By “fake”, I DO NOT MEAN KNOCK-OFFS. THIS FAKE IS ALSO KNOWN AS FAUX FUR.
THE KAISER, KARL LAGERFELD, MOST NOTABLY DID IT FOR FALL/WINTER 2010 AT CHANEL, BUT HAVE A LOOK AT THIS WILD LOOK BY CUSTO BARCELONA.
for Fall 2010,
CUSTO BARCELONA introduced the “2 great coats in 1”. It’s all-glam on one side, and all-about vintage on the other.

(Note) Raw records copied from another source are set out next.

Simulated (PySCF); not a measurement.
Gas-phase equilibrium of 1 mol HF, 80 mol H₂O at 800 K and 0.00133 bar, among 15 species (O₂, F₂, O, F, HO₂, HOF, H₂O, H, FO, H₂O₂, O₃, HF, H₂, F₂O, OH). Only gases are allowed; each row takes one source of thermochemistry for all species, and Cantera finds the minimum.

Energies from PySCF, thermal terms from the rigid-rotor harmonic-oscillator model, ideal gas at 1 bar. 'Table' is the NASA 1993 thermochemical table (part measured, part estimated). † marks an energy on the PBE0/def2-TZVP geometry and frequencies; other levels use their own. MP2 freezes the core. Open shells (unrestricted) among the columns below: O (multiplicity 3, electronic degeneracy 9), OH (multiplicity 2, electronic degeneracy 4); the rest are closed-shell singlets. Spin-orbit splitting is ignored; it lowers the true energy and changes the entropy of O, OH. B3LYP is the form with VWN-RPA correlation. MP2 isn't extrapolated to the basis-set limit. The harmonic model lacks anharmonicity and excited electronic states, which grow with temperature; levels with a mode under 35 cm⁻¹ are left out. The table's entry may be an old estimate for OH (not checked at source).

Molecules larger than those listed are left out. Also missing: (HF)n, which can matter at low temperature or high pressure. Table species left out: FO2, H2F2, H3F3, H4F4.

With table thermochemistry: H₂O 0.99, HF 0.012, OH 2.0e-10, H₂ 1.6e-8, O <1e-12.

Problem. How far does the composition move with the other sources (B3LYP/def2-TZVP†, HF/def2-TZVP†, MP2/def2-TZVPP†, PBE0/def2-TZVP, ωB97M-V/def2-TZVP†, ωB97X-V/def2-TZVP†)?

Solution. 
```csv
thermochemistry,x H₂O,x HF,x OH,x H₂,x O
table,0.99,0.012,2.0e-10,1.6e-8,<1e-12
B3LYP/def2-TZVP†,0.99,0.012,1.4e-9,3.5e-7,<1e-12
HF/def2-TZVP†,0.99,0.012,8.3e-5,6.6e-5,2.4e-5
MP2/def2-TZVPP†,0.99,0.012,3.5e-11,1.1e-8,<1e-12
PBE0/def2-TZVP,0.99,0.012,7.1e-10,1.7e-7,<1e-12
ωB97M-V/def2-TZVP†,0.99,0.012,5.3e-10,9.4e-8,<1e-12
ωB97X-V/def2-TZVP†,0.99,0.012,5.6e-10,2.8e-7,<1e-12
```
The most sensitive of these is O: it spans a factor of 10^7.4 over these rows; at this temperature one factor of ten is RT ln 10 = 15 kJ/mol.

It’s currently available in Burgundy and Hunter Green, as seen on the fall 2010 New York runway show. I got there too late, and despite having a ticket to a decent seat, had to content myself with watching the show on the monitor in the Bryant Park lobby. Nonetheless, as menswear writer, MARK BEHNKE of www.fashiontribes.com and I studied the looks, I was all-in. HERE, IS A DESIGNER WHO STILL MANAGES TO CUE INTO THE TRENDS, BUT STILL DOES IT “MY WAY”. We loved the color, the flash, and the sheer hutzpah of this collection, that reminded me of the ghetto-glam of one of my favorite BOND flicks, “Live and Let Die”, in which one of the Harlem drug lord-villains, ‘Mr. Karanga’ [actor, Yaphet Kotto], wore a coat quite similar to this one, in the scene where he was assassinated in his over the top Caddy pimp mobile.
I love the fashion AND economical aspect of this coat. You get to hit fall’s vintage trend, and as for glamour – THAT is ALWAYS in fashion.